Wednesday, 20 November 2019

Frequently Asked Questions About 10,000 Villages


1. What is Ten Thousand Villages?
Ten Thousand Villages is a marketing organization that sells handicrafts from developing countries through its network of 36 stores in Canada, 115 in the US, and through 300 annual Festival Sales in Canada (100+) and the US (200+).
It is a program of Mennonite Central Committee (MCC), a relief and development organization working around the world. Ten Thousand Villages has its roots in the work begun by Edna Ruth Byler in 1946.
2. Where does everything come from and who made it?
Products sold by Ten Thousand Villages come from more than 30 countries around the world, countries considered to be “Third World” or “underdeveloped”.
We buy from more than 120 different groups of artisans and reach thousands of individual people. About 70% of the artisans are single mothers. Some artisan groups also seek to employ persons with physical disabilities.
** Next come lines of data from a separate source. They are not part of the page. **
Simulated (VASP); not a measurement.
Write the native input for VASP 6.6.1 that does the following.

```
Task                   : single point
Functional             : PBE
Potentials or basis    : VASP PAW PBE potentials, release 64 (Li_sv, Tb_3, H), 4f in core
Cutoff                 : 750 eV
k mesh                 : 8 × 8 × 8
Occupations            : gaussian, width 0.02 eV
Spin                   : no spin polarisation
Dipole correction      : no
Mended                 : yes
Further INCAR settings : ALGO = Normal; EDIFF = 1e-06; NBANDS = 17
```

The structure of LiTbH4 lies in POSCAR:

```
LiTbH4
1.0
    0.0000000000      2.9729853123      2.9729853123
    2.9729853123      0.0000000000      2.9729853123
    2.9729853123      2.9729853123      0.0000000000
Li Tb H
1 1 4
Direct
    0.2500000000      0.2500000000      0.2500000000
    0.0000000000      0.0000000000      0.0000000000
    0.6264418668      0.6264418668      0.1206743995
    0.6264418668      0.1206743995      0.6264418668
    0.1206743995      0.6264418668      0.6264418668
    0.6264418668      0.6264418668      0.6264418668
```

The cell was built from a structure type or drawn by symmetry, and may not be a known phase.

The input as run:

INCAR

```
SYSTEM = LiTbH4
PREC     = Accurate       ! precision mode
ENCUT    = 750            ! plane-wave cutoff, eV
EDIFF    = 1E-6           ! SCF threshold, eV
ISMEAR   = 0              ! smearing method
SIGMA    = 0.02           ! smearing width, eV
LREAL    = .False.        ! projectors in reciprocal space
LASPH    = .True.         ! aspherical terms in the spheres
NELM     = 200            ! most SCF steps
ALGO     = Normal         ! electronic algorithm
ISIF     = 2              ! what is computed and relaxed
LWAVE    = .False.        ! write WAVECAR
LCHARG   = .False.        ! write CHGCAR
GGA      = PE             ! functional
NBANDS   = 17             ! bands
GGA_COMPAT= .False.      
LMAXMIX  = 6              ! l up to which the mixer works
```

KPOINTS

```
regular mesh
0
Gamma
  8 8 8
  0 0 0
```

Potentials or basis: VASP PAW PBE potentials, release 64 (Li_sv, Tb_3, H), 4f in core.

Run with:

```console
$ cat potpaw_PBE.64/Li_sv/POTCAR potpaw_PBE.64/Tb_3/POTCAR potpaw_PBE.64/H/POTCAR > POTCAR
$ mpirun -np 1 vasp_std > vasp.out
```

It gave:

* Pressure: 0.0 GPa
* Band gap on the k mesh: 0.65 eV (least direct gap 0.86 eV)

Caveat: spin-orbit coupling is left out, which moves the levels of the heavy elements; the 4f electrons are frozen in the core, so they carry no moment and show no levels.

Ten Thousand Villages intentionally looks to work with people who are unemployed or severely under- employed. Products sold by Ten Thousand Villages do not come from large factories but are made in small group settings or in homes where artisans can also manage household responsibilities or farm work.
We are concerned that the environment in which our artisans work is clean and healthy and materials used for production are not harmful to the artisan or the environment
3. How is a “fair wage” determined?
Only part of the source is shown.